What is school for?

 

Seth Godin’s speaking is one way of summarizing all we’ve discussed through this course. Students need to be taught how to connect dots, not to collect dots; in other words we should teach them how to think not what to think. Although I agree with Seth Godin on most things, I don’t agree all “eight things that he thinks are going to change completely”.

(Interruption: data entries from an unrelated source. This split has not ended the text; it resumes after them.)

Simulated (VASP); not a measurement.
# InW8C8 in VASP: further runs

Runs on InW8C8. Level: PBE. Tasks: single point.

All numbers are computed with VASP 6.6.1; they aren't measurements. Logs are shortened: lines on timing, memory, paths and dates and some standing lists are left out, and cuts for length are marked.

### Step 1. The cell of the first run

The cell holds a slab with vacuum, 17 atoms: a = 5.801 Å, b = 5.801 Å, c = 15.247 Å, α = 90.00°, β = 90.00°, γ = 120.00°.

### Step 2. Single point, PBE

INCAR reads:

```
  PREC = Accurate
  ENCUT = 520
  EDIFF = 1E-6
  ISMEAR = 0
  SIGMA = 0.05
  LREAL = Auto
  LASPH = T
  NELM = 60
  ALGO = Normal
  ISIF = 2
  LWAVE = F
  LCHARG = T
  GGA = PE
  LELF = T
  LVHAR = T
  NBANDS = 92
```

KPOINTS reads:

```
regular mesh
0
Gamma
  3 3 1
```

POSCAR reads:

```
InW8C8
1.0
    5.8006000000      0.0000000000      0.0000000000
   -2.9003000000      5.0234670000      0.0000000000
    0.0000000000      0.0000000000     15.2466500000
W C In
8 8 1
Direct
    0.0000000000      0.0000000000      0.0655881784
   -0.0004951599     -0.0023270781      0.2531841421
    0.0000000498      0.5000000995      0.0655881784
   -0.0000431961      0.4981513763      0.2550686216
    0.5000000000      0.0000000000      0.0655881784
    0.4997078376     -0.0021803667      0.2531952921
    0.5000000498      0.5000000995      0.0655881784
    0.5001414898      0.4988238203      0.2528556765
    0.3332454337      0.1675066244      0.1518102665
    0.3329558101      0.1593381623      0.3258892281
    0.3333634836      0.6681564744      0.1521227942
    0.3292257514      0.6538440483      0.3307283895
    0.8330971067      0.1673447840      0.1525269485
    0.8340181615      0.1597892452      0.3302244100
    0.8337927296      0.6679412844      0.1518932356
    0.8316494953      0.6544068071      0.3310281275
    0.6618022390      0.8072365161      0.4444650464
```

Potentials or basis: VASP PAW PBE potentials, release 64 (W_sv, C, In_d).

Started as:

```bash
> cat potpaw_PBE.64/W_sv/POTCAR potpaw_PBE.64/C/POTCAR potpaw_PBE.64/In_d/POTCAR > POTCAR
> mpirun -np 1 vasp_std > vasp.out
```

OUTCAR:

  1. Homework by day, lectures by night.
  2. No memorization.
  3. No predetermined course order.
  4. Precise, focused education.
  5. Experience based.
  6. Coach not teacher.
  7. Lifelong learning.
  8. No brand name colleges.

Especially one reply of the TED talk said that “How can you . . . . you who attended Tufts and Stanford. . . . . . that college did not help. YOU are the ultimate beneficiary of a college education. It is highly unlikely you would be in the position that you are in, without this. Rather hypocritical here. (David Orman).” I agree with the comment. This comment leads me to think of this in a different way than what Godin mentioned. Simply, we are able to have a chance think this type of issue with all resources because we are here at VT and especially we are taking this course. The brand name and raking of institute mean a lot in many different ways for students and society. The reputation of an institution is not only one of academic motivation to the students, also it symbolizes its contribution of intellectual part in its society.  Also, the reputation/brand of institute is the system we’ve created through industrialization; there have been numerous educational systems in different shapes through human history. I believe the problem is not brand name but the ranking system to order all institutions in one way of evaluation.

Thinking outside the box

 

 

Question:

Connect 9 dots with four lines, without lifting your pencil from the paper.

 

 

 

 

 

 

 

 

 

 

 

 

 

These are the answers for this 9-dot puzzle. To solve the puzzle, we should step outside the normal or expected pattern of responses. In my view, there can be more answers by adjusting line style, plus line weight.

“Yea, Nay or A Third Way?”

I believe that it truly is one of most controversial questions I ever had. My answer is that everything can be the answer for the question: “Yea, Nay or A Third Way?”, the point of my answer is having “openness to change” and “an atmosphere of freedom” in any class(room).

"We can also ask students to use their devices in ways that help them and the rest of the class, looking up a confusing term, polling their friends on Facebook about a topic we're discussing or taking collaborative notes in an open document."

"We can ask students to close their laptops at particular moments, recognizing that it is useful to learn different things, at different times, in different ways."

I understand both approaches, the core is finding a way to balance the use of those new tools in order to maximize educational efficiency. There is no right answer, there could be various answers based on the type of subjects, the field of study, and the level of study. The point is either not allows them to use their laptops in class or not, rather we should focus on the question that Douglas Thomas posed: In the twenty-first century, “how do we cultivate the imagination?”

Pedagogy

The meaning of pedagogy for me is constantly changing as time goes on, particularly due to changing my cultural aspect and the rapid development of technology.

Pedagogy means교육학[敎育學] in Korean; 교육[敎育] can be interpreted into two meanings: education or training. I believe the education we are referring to in higher education is education rather than training. 학[學] is the word which represents a field of study.

In the Korean dictionary, 교육(education) is aiming to build one’s personality by teaching knowledge or skills. In the process of education, the important role is building one’s character/personality, which differentiates education and just training. For instance, educators play the important role not only in helping one achieve their academic goals, but also in helping the formation of one’s character. In Korean society, there is an old saying that teacher is considered as a parent. As Korea is part of the Confucian culture, the idea of Confucian 군사부일체 [君師父一體] could be a great indicator of status. It means that the king, teacher, and father should be treated the same.” Such strong responsibilities have framed my approach in understanding of pedagogy, and now it’s being developed in global society by interacting with inspiring colleagues from different backgrounds and countries.